33.)    Our children have a lot of negative self-talk, and our silence often just confirms it for them.  It does not matter if a child actively says it or not, all children have an awful lot of negative self-talk going on in their heads.  Our online culture has added a whole new level of pressure to fitting in because they no longer have any place to hide that is safe from the eyes of those that approve or do not approve.  It has often been said that we need to say three positives for every negative statement before a child will begin to consider it.  When you consider their hidden self-talk and the brutality of social media…this is an uphill battle.  It is important to recognize this as you are talking to your children, but we are going to have to do better than just pouring our random positivity.  Here are a few tips to make the positivity go further.

a.       Mean what you say – as discussed in our first topic, our kids have amazing BS meters and if you don’t mean it they will not believe it and they will have trouble believing you in the future.  It is better to give a real compliment over something small then a huge compliment that is fake.
b.      Be specific – It is far better to use very specific praise.  “I like the way you got into the corners with the broom” is better than “You are a good sweeper”.
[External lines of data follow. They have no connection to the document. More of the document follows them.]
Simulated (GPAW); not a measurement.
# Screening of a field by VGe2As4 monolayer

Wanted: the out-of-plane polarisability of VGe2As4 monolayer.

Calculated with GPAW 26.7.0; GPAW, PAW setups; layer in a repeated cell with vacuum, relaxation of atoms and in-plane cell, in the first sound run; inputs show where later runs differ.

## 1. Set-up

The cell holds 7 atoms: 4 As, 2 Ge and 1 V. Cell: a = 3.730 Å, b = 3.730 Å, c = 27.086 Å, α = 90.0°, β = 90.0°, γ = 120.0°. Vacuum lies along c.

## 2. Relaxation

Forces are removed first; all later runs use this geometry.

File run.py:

c.       Enlist them in the project – make a routine out of saying positives about each other and about yourselves at the dinner table.  It can make dinner time exciting because you get to hear good things, and it forces them to scan their day for good things, which changes what the brain looks for, and will eventually lead to them seeing the world in a more positive manner.

Christ knew the hearts of the people, but he chose to pour out a message of love and acceptance.  These tips take extra work, but the work of Christ is not easy, and he never promised it would be.